Ah the sheer joy of September, after the first full week, that is. The youngster have all started, or gone back to school an the university students are making their final preparations for the ‘off’. There is much more time and space everywhere. The old towns, particularly in the tourist spots, have seen their influx of visitors go back to whence they came; the chip papers and rubbish has been collected and dispersed to the dump. Now these little towns can sit back with a sigh and get on with every day living! I love the mellowness, when I can visit my favourite places – auction houses and genuine antique emporiums. always on the lookout for beautiful quality furniture, wooden accessories and anything with a bit of history to it. I love the smell, the feeling of old age in the second hand and antique shops. Nothing beats that old beeswax smell!
At least in the summer months, July and August for example, the weather can usually be relied upon to keep us calm, keep us warm, and most of all, keep us from going batty with mud an wet weather gear keeping everything nicely damp! I love going off for a good poke around a country house – now that I have a little more time to myself, I have taken out membership of three of the major heritage charities and enjoy nothing better than planning a sorti to one or two properties wherever I happen to be in the country. The membership is useful also when I’m travelling around and want to stop off for a nice, relaxed, quality cuppa – the car parks are always free to members and the tea shops are absolutely top notch! This reflects the quality of the furniture inside most of them too – such history and feeling of belonging!

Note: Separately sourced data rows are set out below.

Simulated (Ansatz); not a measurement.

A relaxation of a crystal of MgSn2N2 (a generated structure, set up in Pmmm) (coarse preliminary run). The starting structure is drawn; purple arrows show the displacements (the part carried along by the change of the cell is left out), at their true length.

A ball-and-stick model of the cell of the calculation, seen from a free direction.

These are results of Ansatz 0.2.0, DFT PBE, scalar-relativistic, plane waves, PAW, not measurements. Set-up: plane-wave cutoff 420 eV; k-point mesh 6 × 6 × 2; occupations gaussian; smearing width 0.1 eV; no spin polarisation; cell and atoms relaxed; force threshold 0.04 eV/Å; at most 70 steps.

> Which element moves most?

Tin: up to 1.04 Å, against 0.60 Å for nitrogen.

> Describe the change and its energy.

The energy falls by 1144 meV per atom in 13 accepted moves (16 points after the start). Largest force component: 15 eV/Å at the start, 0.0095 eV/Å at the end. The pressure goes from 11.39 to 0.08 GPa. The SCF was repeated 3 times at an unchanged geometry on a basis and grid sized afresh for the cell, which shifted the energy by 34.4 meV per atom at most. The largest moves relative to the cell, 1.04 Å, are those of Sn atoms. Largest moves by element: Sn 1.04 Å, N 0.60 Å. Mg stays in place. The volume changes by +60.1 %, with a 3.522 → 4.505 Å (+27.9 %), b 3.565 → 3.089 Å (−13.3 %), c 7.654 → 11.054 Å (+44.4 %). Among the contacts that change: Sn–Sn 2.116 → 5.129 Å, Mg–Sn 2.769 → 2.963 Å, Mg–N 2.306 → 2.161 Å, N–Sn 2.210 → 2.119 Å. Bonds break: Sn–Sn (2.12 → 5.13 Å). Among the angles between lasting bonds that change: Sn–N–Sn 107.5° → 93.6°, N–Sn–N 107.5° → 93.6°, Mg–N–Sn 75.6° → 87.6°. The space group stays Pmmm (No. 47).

Oak furniture is one of those phrases that for some, will conjur up visions of grandmothers and their pristine ‘front parlour’, smelling of beeswax & lavender. For others it will mean wandering around tagging on to mum or dad’s hand whilst they go round stuffy historic houses. However for a very pleasing number of younger families, the phrase is again the by-word for excellent quality, beautiful finish, versatile uses and something worth paying for and cherishing for ever! As borne out by the previous examples, although we don’t recognise or appreciate the reasons why oak is revered amongst woods, when we look back to childhood and late teens, we do have many examples of how it has been the mainstay of country furniture over centuries. Trestle tables, high backed testers, church furnishings, baronial castles, modern town house dining suites, and everything else between. We will have used this amazing commodity in every stage of our lives and will always do so.
There’s a programme on tv that everybody seems to like – one where we see experts repairing much loved heirlooms and that aged relatives have been hanging on to for years. I particularly like the clock repairs – the chap is a real expert and expalins very clearly what he thinks is wrong with the thing at the start of the show. Obviously the researchers have gone through everything first with a fine tooth comb to ensure that each piece offers enough work to keep it viable for a third of a programme – the amount of film ending up on the cutting room floor must be heartbreaking! There’s also a really fantastic ceramics expert who seems able to put back together the most incredible mish mash of chipped and broken collectables. I remmeber also a fantastic job was carried out on a very old rocking horse – the leather expert really made an outstanding job of a seriously battered saddle – other colleagues were brought in to deal with the mane and tail. It’s heartening to know we have real expertise in this country – a real morale booster in these very challenging times.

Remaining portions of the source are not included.